PORTLAND, Ore., Nov. 1, 2012 /PRNewswire/ -- High-tech tools can help people move back into their homes and businesses sooner after major disasters. Strong storms can cause obvious flooding and structural damage, but they can also force water into hidden nooks and crannies all over your house, so you may be growing mold in areas you didn't know were damaged.
FLIR thermal cameras make pictures from tiny difference in heat, so they can see invisible areas of moisture and water damage, giving homeowners and contractors the information they need to clean up faster and more thoroughly after disasters.
Water damage is a particularly insidious because it can hide in corners, move up the walls, and creep from one floor to the next. And it can be just as tough to know when you finally have it dry.
A thermal camera is a vital tool in water damage restoration. Beyond letting you see where there is moisture hidden in the walls and floors, the camera saves pictures so you can tell if things are drying out as they should. What's more, FLIR thermal cameras can also find damaged insulation, air leaks, and electrical problems, making them an invaluable tool in the recovery process.
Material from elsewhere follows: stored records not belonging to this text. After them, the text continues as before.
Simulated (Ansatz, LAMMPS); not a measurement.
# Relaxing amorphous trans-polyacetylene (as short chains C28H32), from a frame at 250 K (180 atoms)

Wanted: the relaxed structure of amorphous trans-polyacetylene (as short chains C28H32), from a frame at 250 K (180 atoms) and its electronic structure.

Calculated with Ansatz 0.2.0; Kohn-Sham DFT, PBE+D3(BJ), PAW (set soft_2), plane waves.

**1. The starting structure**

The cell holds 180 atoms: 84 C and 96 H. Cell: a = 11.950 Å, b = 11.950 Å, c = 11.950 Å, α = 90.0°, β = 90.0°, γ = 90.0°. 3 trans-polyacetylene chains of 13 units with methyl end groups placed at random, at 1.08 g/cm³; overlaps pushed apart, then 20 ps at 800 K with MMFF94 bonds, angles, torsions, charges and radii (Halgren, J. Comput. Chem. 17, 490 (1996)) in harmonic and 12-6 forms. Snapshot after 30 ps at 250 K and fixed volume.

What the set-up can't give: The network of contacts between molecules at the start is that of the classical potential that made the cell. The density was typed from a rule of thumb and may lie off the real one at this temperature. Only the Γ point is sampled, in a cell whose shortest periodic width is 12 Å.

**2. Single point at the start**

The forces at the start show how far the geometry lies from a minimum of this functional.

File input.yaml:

In the thermal image attached to this release, the areas suffering from water damage show up clearly as purple shades, making it easy for anyone to find water damage and assess their clean-up efforts.
This is an interesting and visual technology that helps to tell a story that is largely invisible to viewers. It's a powerful visual for viewers to see these saturated areas, and what's new about this technology is that it is now affordable for consumers. You can even rent cameras at Home Depot's.